F centripetal (net force) is down, Fgravity is down, tension is up.

(provided there is sufficient velocity, of course.)

So any negative result for Tension at the top, is probably an error? Or an over-simplification that is physically incorrect?

8. Jun 2, 2014

### mattt

One cute question for mistermill:

What is the net vertical force at the quarter circle point ( we know the net horizontal force at that point is mv^2/r ) ?

:-)

9. Jun 2, 2014

### mistermill

I think the net vertical force = 0 at that point. mg = T Why is that cute? Does it matter if the mass is going up or coming down?

I wonder how to 'teach' this concept of the tension being Fc - mg at the top and Fc + mg at the bottom, without introducing the signs, because the net force is always to the centre, but the direction of Ft is also. My text shows Ft toward the centre in the free body diagram.

10. Jun 2, 2014

### mattt

The net vertical force at that point is zero, because in a uniform circular motion the net tangential force (at any point of the trajectory) is always zero ( why? ), and at the quarter circle point vertical = tangential.
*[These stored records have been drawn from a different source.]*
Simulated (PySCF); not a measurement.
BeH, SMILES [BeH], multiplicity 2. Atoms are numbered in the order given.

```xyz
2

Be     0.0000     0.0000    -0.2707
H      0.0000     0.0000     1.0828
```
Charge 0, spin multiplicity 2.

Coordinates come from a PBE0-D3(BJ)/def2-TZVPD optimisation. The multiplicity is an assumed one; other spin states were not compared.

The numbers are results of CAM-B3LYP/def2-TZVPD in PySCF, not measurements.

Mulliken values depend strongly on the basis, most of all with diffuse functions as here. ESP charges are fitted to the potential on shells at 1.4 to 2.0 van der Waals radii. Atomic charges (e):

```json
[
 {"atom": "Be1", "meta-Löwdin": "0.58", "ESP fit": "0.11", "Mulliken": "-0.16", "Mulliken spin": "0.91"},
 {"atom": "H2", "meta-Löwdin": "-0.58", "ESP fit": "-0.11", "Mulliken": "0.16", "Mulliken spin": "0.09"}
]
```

At that point, $$\vec{T}$$ and $$m\vec{g}$$ are orthogonal (perpendicular).

At that point, $$\vec{T}$$ is the net normal force (that is causing the normal=central acceleration), so....there must be another force (vertical and upwards at that point) that compensates the weight force.

In other words, if there is only $$m\vec{g}$$ and $$\vec{T}$$ you could never achieve a uniform circular motion in a vertical plane.

11. Jun 2, 2014

### mistermill

So the intro physics that we are taught is basically impossible.

Does everyone agree?

All you people that are smarter than me, please chime in!

12. Jun 2, 2014

### PhanthomJay

what do you mean it should be up?? I will say it again for the third time: Tension forces always pull AWAY from the objects on which they act. Put the tail of the tension force vector on the object, and the arrow of the tension force is well at the other end, directed along the rope. I don't care if the tension force is vertical or horizontal or at 45 degrees or at any direction....it pulls on the object, pointing away from it, not toward it.
yes, but do not think of centripetal force as a unique force of its own. The centripetal force is just the net force toward the center of the circle. It is made up of all forces acting radially toward or away from the center of the circle. It is newtons 2nd law in play here, in the centripetal direction.
yes
yes
What?? The tension acts down

13. Jun 3, 2014

### mistermill

When you said 'away' I got startled and thought you meant away from the centre.

Whew!

So the FBD are right. And if I use

Fc = Fg + Ft for the top and rearrange

Ft = Fc - Fg

And put in the signs

-Ft = -Fc - -Fg

and it comes out negative, then the question is physically impossible. Or I can leave the

Ft = Fc + Fg and just say Ft acts toward the centre of the circle.

Got it. Thanks!!

Now what mattt was saying makes sense: there is something else there, but we don't get to learn about it yet. I think it is pretty weird that all (gravity and tension) the forces act down, but nothing 'holds' the mass on the string UP. I just chalked it up to the constantly changing direction of the velocity.

Super weird.

14. Jun 3, 2014

### mistermill

Does the string exert a 'normal' force? Why do we not account for it?

15. Jun 3, 2014

### mattt

With "normal" I meant "normal to the trajectory" (perpendicular to the trajectory).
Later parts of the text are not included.